Seriously. When I think about how some of my favorite writers—men like Charles Grant, Poe, JN Williamson, or HP Lovecraft—have gone out, it breaks my heart. It’s a cautionary tale, but it’s also one that never seems to change. Writers have been dying sick and poor since the days of cave painting. The difference is that WE know this can happen. By looking at our literary heroes of the past, we can plan ahead for our own futures. Once again, you have to control your own destiny. Know your roots, and grow accordingly.

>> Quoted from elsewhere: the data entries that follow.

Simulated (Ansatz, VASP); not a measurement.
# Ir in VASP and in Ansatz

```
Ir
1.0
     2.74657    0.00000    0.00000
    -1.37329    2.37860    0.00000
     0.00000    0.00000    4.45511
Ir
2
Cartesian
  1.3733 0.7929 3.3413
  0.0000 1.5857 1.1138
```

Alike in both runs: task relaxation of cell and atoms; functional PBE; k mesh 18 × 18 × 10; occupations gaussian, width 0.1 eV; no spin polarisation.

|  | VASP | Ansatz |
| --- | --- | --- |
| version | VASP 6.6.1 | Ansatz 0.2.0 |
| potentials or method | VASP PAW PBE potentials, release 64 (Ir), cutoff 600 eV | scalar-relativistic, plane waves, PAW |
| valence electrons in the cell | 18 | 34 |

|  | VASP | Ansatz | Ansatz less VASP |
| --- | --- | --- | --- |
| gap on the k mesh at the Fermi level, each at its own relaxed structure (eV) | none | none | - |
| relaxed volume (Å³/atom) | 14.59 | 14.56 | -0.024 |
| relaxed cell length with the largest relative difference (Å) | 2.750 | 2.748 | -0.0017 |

There’s also no 401K. No retirement. Warren Ellis once said, “Writers don’t retire. They just die…” There’s a lot of truth to that. I know a writer—again, I won’t mention names—who had multiple copies of everything he’d ever published. I’m talking a dozen or two dozen copies of every book, chapbook, hardcover, paperback, etc. That was his retirement plan. His life insurance policy. His work was in demand enough via the secondary and collectible market that, should something have happened to him, those editions could have been sold to cover costs. And they were. I have done something similar in my own career. Publishers will tell you that I’m notorious for demanding more author copies in my contract than most writers in my genre. There have been times when that has paid off for me. If royalty checks are light that month, and the mortgage is due, it’s pretty easy to flip a first edition hardcover of The Rising for $1,000 on eBay. If I die tomorrow, my loved ones can flip the rest of them and pay for my funeral.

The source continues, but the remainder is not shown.